# Spinning - tips



## Cdambro (Dec 30, 2013)

Shepherd posted a great tip for spinning yarn...she puts a piece of yarn she wants to spin pinned on her shirt to help her with her thickness. I thought it was a great tip and I know I will be using it.

I started thinking all of us spinners probably have great tips to share so let's put them on this thread. I am going to start a thread for each of our categories and of course, this is spinning.

I don't really have a tip so I hope Shepherd doesn't mind I used hers. Maybe mine can be to make sure you put the wine glass far enough away that you don't knock it over. That would mess up your roving. Lol. Down the road, I hope to be able to share real tips.


----------



## desireeross (Jun 2, 2013)

Great idea. This is what I do. I keep my Eeze tool bought from Camaj Fibre Arts on my lap and as I spin I can gauge the thickness and the angle.

I keep photographs of everything I do and these go into Evernote. If I've dyed the fibre, those notes and pictures go in as well. That way I can refer back at any time to see what I did


----------



## wordancer (May 4, 2011)

Get up and move around every so often, use a timer if you have to.


----------



## mama879 (Jan 27, 2011)

Practice, practice and more practice. Start off just spinning the wheel with no fiber. Get the pedal down (hehehehe get it). Then add fiber and feel the pull ( I jumped back at first ) I did not expect it. Then spin. Your first yarn will be a arty kinda yarn but have fun. There is no reason to have a perfect yarn for your first try. Start with a less expensive roving with long staple.


----------



## desireeross (Jun 2, 2013)

Practice Navajo plying with commercial yarn


----------



## Cdambro (Dec 30, 2013)

Great tips. I absolutely will Navaho ply with commercial yarn for practice.


----------



## wordancer (May 4, 2011)

desireeross said:


> Practice Navajo plying with commercial yarn


Also practice spinning with commercial yarn. You know you were saving that old acyclic yarn for something.

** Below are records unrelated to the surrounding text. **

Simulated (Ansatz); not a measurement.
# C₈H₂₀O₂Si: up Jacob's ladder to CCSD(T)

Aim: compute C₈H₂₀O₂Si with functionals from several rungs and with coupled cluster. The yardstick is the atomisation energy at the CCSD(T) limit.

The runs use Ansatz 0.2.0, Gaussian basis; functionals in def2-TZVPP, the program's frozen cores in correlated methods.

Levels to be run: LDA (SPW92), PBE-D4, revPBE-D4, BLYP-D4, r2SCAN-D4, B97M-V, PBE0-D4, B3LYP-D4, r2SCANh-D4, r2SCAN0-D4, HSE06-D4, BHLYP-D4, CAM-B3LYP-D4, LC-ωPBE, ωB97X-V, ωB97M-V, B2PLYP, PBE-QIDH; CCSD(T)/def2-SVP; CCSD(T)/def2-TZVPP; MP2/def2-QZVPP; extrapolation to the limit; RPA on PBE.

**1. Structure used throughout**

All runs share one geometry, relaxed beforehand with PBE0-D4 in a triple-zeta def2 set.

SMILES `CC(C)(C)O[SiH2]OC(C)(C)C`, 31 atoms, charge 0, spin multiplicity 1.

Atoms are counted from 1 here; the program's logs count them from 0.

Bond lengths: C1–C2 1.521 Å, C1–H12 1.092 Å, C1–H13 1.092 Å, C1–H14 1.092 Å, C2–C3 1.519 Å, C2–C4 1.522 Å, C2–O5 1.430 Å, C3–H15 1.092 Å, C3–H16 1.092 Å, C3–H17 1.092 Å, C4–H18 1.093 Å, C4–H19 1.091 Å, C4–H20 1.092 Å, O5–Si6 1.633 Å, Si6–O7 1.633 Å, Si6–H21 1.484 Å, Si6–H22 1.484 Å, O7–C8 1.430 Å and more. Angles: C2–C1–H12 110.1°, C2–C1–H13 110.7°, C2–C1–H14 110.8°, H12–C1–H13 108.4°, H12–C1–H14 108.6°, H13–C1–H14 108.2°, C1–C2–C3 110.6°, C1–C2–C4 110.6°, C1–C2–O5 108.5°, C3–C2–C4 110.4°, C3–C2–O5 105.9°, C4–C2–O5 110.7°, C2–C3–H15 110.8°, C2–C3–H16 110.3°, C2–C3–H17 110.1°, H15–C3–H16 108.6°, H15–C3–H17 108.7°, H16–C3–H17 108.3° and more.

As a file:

1. Use one strand to get the feel for the pull and to practice setting tension.
2. Ply 2 commercial yarns together, again this will give a beginner a chance go feel the action of the wheel and practice peddling while your hands are doing something.

Note, do check the twist of the commercial yarn and spin the opposite way.

This is how I been teach the new spinners that I train at the farm I volunteer at. Though my first step before I put them on a wheel is to start them on a drop spindle to get an idea of drafting.


----------



## amoamarone (Feb 21, 2015)

Cdambro said:


> Maybe mine can be to make sure you put the wine glass far enough away that you don't knock it over. That would mess up your roving. Lol.


My wheel has a cup holder!


----------



## Cdambro (Dec 30, 2013)

Great tips everyone. Thank you so much! 

Practicing with commercial yarn is great. I have lots of acrylic yarn to practice with. I did practice with spinning but not plying so that will be a help.

The Eeze tool looks like a great tool to have...thanks.

A cup holder is a great idea, amoamarone


----------



## wool spinner (Mar 7, 2016)

I card bits of colored yarn in with my wool to get some color. It is fun to see what I get.


----------



## Cdambro (Dec 30, 2013)

wool spinner said:


> I card bits of colored yarn in with my wool to get some color. It is fun to see what I get.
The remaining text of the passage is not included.